No one has to remind US Department of Transportation (DOT) officials of the department’s mission … “to develop and coordinate policies that will provide an efficient and economical national transportation system, with due regard for need, the environment, and the national defense.”
One must, however, evaluate the various actions of the department within the context of that mission. EVERY action.
The federal government’s description of the department underscores the importance of those actions. DOT … “is the PRIMARY agency in the federal government with the responsibility for shaping and administering policies and programs to protect and enhance the safety, adequacy, and efficiency of the transportation system and services.”
PRIMARY: When it comes to regulating interstate transportation, then, the DOT is the go-to. Simple enough.
CNA Corporation’s report, National Security and the Accelerating Risks of Climate Change may serve as a sort of locus for an examination of “due regard for national defense DOT” that must be undertaken by DOT.
The report, prepared under the direction of 11 retired generals and admirals as CNA’s Military Advisory Board, “asserts that developments in scientific climate projections, observed climate changes, impacts of extreme weather events and changes in the global security environment have accelerated the national security implications of climate change.”
However, the lack of action by both the US and the international community to tackle climate change remains a pressing concern. Follow this link for more information.
Now let us take a look at tar sands oil (bitumen) specifically regarding climate change. If we simply consider the conclusion of professor James Hansen and others (follow this link): we see that exploitation of tar sands oil will push us over the edge, making the Earth uninhabitable. We are ALREADY in trouble.

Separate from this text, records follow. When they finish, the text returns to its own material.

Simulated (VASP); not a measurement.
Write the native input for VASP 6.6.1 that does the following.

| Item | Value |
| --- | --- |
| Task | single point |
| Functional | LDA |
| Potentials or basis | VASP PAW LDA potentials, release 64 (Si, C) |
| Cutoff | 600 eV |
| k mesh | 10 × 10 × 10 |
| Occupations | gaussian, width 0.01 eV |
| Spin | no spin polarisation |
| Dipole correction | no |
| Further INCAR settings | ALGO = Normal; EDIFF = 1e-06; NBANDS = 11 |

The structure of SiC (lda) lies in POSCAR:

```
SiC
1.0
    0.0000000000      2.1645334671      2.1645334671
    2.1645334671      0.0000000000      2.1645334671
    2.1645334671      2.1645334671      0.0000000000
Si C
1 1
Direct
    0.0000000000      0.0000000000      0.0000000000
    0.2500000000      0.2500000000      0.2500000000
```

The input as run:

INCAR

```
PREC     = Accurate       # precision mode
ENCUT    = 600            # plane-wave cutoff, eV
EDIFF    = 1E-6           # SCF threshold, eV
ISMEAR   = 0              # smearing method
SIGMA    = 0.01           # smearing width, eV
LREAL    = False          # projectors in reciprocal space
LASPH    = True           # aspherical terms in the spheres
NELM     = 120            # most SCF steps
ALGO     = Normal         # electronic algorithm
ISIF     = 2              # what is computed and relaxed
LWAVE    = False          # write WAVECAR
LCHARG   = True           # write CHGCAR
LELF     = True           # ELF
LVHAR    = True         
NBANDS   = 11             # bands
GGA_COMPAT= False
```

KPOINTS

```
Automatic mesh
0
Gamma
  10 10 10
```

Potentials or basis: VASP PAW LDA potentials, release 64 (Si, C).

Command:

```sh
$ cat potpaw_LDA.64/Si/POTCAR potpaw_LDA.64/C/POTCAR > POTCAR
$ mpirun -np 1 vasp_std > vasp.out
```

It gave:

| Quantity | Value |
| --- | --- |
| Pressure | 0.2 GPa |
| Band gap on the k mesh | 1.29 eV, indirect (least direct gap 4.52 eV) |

“Canada’s tar sands are the third biggest oil reserve in the world, but separating the oil from the rock is energy intensive and causes three to four times more carbon emissions per barrel than conventional oil.” Hansen argues that it would be “game over” for the climate if tar sands were fully exploited, given that existing conventional oil and gas is certain to be burned.” (from the above referenced article in The Guardian.
Part of our problem is getting people to simply understand that whatever we put into the environment does not simply float off into infinite space – and I assure you, that gravity-defying idea persists in many people on some level. It involves a sort of cognitive dissonance between the expanding universe of Carl Sagan et al and the fact that gravity keeps in whatever we as humans put out, greenhouse gasses included.
Our task here is much simpler than re-forming human consciousness, though. All we have got to do is ensure that the US DOT fulfills its mission – part of that mission is security.
Security and national defense are, are one level, environmental issues, as our retired generals and admirals have pointed out.
Furthermore, it is part of the DOT’s role as the PRIMARY agency given this responsibility with regard to transportation of tar sands crude and other substances.
This is not information in dispute, in spite of the lobbying efforts of the petroleum interests. This is science. Furthermore there is NO TIME TO DELAY.
The visible and destruction climate change associated with high temperatures, rising sea level, drought, etc. happening at present certainly command attention. These issues are part of the security concerns addressed in the CNA report. Science indicates that we must not delay in addressing climate change and that means slowing the production and distribution of tar sands oil.
From the standpoint of security, stopping flow of the tar sands oil represents the least we can do to forestall disaster. If that’s too much … and in this case too much might not be enough … then simply creating and enforcing reasonable safety standards would be better than doing nothing at all.
If we don’t act at all we are looking to “tipping points” with abrupt impacts on everything from sea ice to ecosystems.” That’s from a report from a committee chaired by James White, professor of geological sciences, University of Colorado at Boulder, released by the National Research Council in December 2013.
The report was sponsored by the National Oceanic and Atmospheric Administration, the National Science Foundation, the U.S. intelligence community and the National Academies.
One might expect that, given the immediate dangers associated with the transport of fuels alone (explosion and loss of life, collision, leakage and groundwater contamination, etc.) that an environment of OVERREGULATION would be predominant. However that is not the case. It has been demonstrated that transporting fuel in unsuitable tank cars lacking basic safety equipment is the rule, rather than the exception; furthermore, the fossil fuel industries are lobbying to delay action on improving equipment.
Simply looking at the mission statement of the US Department of Transportation alone shows that this agency has more to be concerned with than simply the immediate dangers but does, in fact, have a key security role in protecting this country through its regulatory powers – if DOT fails to do so, we might as well not have such an agency. And since it is a primary agency of the government, we might also simply abolish the government entirely – an idea that the fossil fuel lobby might find quite palatable.